The fact that the unit trust structure – something which non-European allocators found unfamiliar – can now be dispensed with means that optically, the Irish ICAV looks far more market standard and increases the prospect of raising US taxable, US tax-exempt and non- US capital within the same product.
That said, non-European (including US) investors are not yet accustomed to investments in an ICAV structure and are approaching it with more caution. Unless US demand or familiarity with the product gets better than the very advantage that it offers (possibility of a better structure to attract both US taxable and non-US/US tax-exempt capital) will be a non-starter.
One other potential benefit of the ICAV is that it is automatically set up as an “umbrella” entity. Despite misgivings from conservative investors, particularly US endowment schemes and pension plans, about whether or not the constitutional segregation of assets and liabilities from one sub-fund to another is free from risk, this at least offers the possibility of housing a number of different products within one structure and with that come efficiencies of scale and reduced overall launch costs.
The fact that an ICAV’s depositary can also approve non material amendments to the fund’s constitutional documents proposed by the fund’s board, without the need for a shareholder vote (the usual way to amend constitutional documents) underscores the potential user-friendliness of the ICAV structure, although it is yet to be seen, firstly, to what extent depositaries will be comfortable taking on the liability of signing off on these amendments and secondly, whether different depositary businesses will apply this principle consistently.
So how has the ICAV performed in its first year of operation? With 150 or so ICAVs launched, the headline statistics look promising. However, many of these are UCITS, rather than AIFs and private equity fund launches make up a large number of the AIF launches. When you compare the headline figures to the 1000 plus Cayman fund launches in 2015, it is clear that Cayman still gets the gold medal by quite some distance.
Malta NAIF: Surprise package?
In the wake of the more user-friendly Irish ICAV QIAIF and a new impending regime in Luxembourg, the Maltese regulator, the MFSA has also launched a new type of AIF – adding yet further to the AIF acronyms, Malta announced the NAIF or “notified alternative investment fund” regime. The NAIF regime is currently expected to be available before the end of May 2016.

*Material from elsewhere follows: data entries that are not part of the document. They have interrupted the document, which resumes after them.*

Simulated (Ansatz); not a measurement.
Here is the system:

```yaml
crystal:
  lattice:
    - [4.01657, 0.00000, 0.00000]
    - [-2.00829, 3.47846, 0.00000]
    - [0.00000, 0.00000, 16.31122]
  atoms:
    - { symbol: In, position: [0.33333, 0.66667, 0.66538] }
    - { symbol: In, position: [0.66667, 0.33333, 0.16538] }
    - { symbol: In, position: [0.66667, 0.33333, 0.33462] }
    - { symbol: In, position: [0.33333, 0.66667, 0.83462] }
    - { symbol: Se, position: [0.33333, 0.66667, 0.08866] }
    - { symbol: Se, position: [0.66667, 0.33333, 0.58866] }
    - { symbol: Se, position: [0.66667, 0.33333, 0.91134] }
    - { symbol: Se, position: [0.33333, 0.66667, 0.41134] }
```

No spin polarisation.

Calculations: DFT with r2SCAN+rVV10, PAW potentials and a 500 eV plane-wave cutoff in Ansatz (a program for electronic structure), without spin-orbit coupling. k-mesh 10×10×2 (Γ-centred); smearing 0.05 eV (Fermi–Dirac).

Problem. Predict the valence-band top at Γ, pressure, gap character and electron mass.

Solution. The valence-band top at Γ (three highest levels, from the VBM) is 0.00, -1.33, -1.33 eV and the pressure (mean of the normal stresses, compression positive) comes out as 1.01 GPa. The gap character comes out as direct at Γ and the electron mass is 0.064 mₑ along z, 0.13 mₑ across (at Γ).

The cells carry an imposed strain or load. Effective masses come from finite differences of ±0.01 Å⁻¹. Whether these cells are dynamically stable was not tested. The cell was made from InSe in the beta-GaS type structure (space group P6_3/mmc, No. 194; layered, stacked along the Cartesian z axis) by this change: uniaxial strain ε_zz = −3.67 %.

The main advantage of the NAIF structure is that funds will be able to come to market without going through an authorisation process with the MFSA (as Maltese hedge fund structures currently must) but they will be able to make use of the AIFMD marketing passport at a time when the process in relation to the extension of the passport to Cayman and certain other offshore countries still lacks clarity.
Unlike the Irish ICAV QIAIF, the NAIF will not be MFSA- authorised or subject to its ongoing supervision. That said, the MFSA has committed to creating an official list of NAIFs in good standing on its website. Within 10 business days from the date of filing of a complete notification pack, the MFSA will include the NAIF in the official list. Therefore, there will be some residual form of regulatory oversight and whilst the process is not as fast as the Irish ICAV QIAIF, it should reduce the time to market for a Maltese hedge fund quite substantially.
The Maltese NAIF is definitely good news for those considering a hedge fund structure there – it will without question be significantly easier to launch a
hedge fund there and in light of the developments in Ireland and Luxembourg, creation of this new regime seems like a shrewd move by the regulator.
One of the biggest challenges for the Maltese structure will be mass-market appeal. On paper it makes sense, the taxation regime is favourable, there is a growing service provider capability and the MFSA is widely viewed as being a business friendly regulator. The NAIF’s challenge however will be to make itself a mass market challenger, particularly for those with US allocators who may not be as familiar with Malta as a European jurisdiction, even when compared to Ireland and Luxembourg. Further, with the NAIF lacking the appeal of being a fund structure regulated by a European regulator, conservative European institutional investors may prefer the comfort of the existing regulated specialised investment fund (SIF) or at least the unregulated, but still “Luxembourgish”, RAIF.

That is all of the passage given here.